The length of a helix
If a helix extends infinitely in one or both directions, its length is infinite. Therefore, we focus on finite cylindrical helices.
How do we measure the length of a helix?
- To measure a curved object, we cannot use a straight ruler, but we can use a flexible sewing ruler or a rope:
- Place the rope along the curve, marking the start and end points on the rope.
- Straighten the rope and measure the distance between the marks.
- This distance is the length of the curve.
About the picture: reference, CC BY-SA 2.0 (with added curve).
How long is a helix?
- Orient the cylinder vertically. A helix is longer than its horizontal displacement. For one full turn around the cylinder, the horizontal displacement is the circumference of the base: \[ 2\pi r < \text{Length (one turn)}\] where \(r\) is the cylinder's radius.
- Moreover, the helix is shorter than the sum of its horizontal and vertical displacement (since it moves diagonally). For one turn: \[ \text{Length (one turn)} < 2\pi r + p \] where \(p\) is the helix pitch.
- The exact length of one turn of the helix is: \[\sqrt{(2\pi r)^2+p^2}\]
- We can calculate the length per turn, considering only one complete rotation around the cylinder axis. Using proportionality, this allows us to compute the length for any number of turns.
- Let \(N\) be the number of turns that a point makes along the helix. \(N\) can be any real number. The total length of the helix is: \[N \cdot \sqrt{(2\pi r)^2+p^2}\]
The formula for the length
- Unfolding the cylinder to a rectangle preserves lengths. The lenght of the helix corresponds to the total length of the segments in the rectangle:
- For one turn (cutting the cylinder at the start and end points), we obtain a single diagonal segment:
The length of the vertical side is the pitch (\(p\)), while the length of the horizontal side is the circumference of the cylinder basis (\(2\pi r\)). By the Pythagorean theorem, the length of the diagonal is: \[\sqrt{(2\pi r)^2+p^2}\]

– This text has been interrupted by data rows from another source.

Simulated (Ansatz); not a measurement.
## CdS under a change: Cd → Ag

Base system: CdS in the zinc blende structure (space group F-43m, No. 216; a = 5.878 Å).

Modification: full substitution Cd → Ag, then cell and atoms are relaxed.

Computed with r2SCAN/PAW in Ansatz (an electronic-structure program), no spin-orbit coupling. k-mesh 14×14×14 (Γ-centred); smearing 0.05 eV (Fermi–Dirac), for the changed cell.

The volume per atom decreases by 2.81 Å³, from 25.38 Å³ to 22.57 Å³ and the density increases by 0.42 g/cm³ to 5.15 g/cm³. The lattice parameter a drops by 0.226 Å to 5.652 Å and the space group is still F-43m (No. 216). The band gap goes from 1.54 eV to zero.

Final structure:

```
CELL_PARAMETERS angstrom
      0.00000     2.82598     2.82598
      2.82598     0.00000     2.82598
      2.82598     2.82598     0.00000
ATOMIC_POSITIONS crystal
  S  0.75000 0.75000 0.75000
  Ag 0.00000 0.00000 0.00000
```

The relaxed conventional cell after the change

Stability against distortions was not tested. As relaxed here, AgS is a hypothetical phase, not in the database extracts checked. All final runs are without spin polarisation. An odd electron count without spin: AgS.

Shortest curves on a cylinder
- A straight lined segment is the shortest curve in a plane connecting two points. But what is the shortest curve on a cylinder?
- Orient the cylinder vertically.
- If the two points are vertically aligned, the shortest curve is the vertical line segment connecting them.
- If the two points are at the same height, the shortest curve is the shorter (horizontal) circular arc connecting them (unless they are diametrically opposite).